Others are also starting to voice opinions. Offchain Labs’ Goldfeder defends the necessity of scaling but admits specialization is the way forward. Base’s Pollak calls L1 strength a “victory for the ecosystem.” On-chain data supports these judgments—during Q1, Ethereum’s monthly fees remained stable between $450,000 and $550,000, rising 15% from January to February, then falling 27% in March. This reflects efficiency maturity, not decline.
Meanwhile, L2 is losing value. Arbitrum’s TVL dropped 14% to $10.2 billion, roughly matching ETH’s own 13% retracement—but tokens fell even more sharply. After Vitalik’s tweet, ARB and OP both declined 17-18%, while ETH only fell 10%. Data on market share also shows: ETH ranks 5th, Arbitrum only 8th. The narrative shifted from “L2 self-justification” to “quickly find a niche to stabilize.”
These disagreements reveal cracks in the narrative. Falling TVL combined with stable fees exposes the “homogenization” problem of L2s, with positions shifting back toward L1. Monthly, Ethereum’s revenue resilience (averaging 15% growth in Q1 despite volatility) suggests it is more likely to capture the ecosystem’s core value. L2 faces consolidation and cleanup. The panic of being “abandoned” is misplaced—specialization can open niche markets, but only if interoperability keeps pace.

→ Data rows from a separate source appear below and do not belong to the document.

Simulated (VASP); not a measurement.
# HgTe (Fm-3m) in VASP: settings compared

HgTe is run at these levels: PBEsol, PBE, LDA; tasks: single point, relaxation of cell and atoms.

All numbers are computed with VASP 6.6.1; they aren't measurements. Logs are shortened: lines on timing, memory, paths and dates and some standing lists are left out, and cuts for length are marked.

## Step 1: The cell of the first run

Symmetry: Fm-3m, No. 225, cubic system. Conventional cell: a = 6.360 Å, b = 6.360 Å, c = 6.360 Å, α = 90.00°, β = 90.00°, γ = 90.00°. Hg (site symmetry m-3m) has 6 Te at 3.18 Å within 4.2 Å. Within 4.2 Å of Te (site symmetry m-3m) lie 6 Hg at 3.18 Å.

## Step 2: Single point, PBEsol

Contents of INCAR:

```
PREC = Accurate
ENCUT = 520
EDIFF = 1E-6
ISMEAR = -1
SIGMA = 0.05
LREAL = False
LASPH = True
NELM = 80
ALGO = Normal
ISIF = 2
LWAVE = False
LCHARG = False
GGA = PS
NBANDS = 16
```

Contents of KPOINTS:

Core conclusion: Most traders are no longer early in this L1 reversion. The capital rotation around gas hikes favors ETH, aiming for relative gains. Long-term holders have an advantage over “betting on general-purpose L2”; funds ignoring liquidity fragmentation are likely to underperform by summer.
Judgment: On this narrative, most are no longer early. Early are long-term holders and ETH-centric funds, and strategic funds can benefit; general L2 builders and passive holders are at a disadvantage—reduce allocations and shift toward mainnet or a few specialized, interoperable L2s with clear development paths.